An exhibit opening Thursday in Omaha documents the Holocaust through the experiences of teenagers who visited concentration camps in Poland.

Photographer Ophir Palmon’s exhibit, titled “Future, Beware!,” grew out of a 2010 trip to Poland with a group of teenagers participating in the March of the Living.

The March is an annual event that seeks to educate young people about the history of the Holocaust, as well as issues of prejudice and injustice. Participants march from Auschwitz to Birkenau as a tribute to those killed in the concentration camps during the Holocaust.
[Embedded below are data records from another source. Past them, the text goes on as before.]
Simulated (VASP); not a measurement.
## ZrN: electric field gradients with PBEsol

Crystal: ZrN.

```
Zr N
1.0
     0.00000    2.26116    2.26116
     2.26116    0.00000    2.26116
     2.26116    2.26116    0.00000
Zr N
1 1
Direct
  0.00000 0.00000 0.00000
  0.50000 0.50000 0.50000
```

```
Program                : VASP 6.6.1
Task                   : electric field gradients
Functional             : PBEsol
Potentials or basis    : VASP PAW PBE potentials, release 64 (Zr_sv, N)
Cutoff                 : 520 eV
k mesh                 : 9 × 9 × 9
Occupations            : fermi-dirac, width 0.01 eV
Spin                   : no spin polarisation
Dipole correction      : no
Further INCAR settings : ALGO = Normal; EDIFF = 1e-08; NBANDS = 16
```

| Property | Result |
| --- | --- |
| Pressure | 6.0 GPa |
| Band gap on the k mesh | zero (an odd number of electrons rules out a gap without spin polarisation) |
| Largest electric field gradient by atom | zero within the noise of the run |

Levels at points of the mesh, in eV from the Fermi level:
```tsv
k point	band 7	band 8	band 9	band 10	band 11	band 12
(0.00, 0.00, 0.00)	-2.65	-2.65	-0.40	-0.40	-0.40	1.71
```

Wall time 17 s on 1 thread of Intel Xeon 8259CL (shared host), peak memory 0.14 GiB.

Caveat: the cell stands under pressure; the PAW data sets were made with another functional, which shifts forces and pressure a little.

Palmon says he wanted to tell a story different from his own experience growing up in Israel with Holocaust survivors. “My environment was filled with survivors, relatives, neighbors, people who came from somewhere and bore the scars of that experience. These kids, fortunately, do not have that experience, but they still were coming in to learning a very significant lesson in history.”

Palmon says he wants the exhibit to be a lesson about the fragility of life. “We all hope to be living peaceful lives, a positive life, but it appears that horrible things happen to very good people, and we as people have to be fully aware of our vulnerability to such events.”

Palmon’s photographs are part of a new book, also titled “Future, Beware!.” The exhibit opens tonight with a public reception at UNO’s Criss Library, and will be on display there through February 22. UNO will also host three lectures on the Holocaust in conjunction with the exhibit.

“Future, Beware!” opens Thursday at 5:30pm at UNO’s Criss Library with a public reception. It’ll be on display there through February 22. The photographs are part of a new book by Palmon, which shares the same title as the exhibit.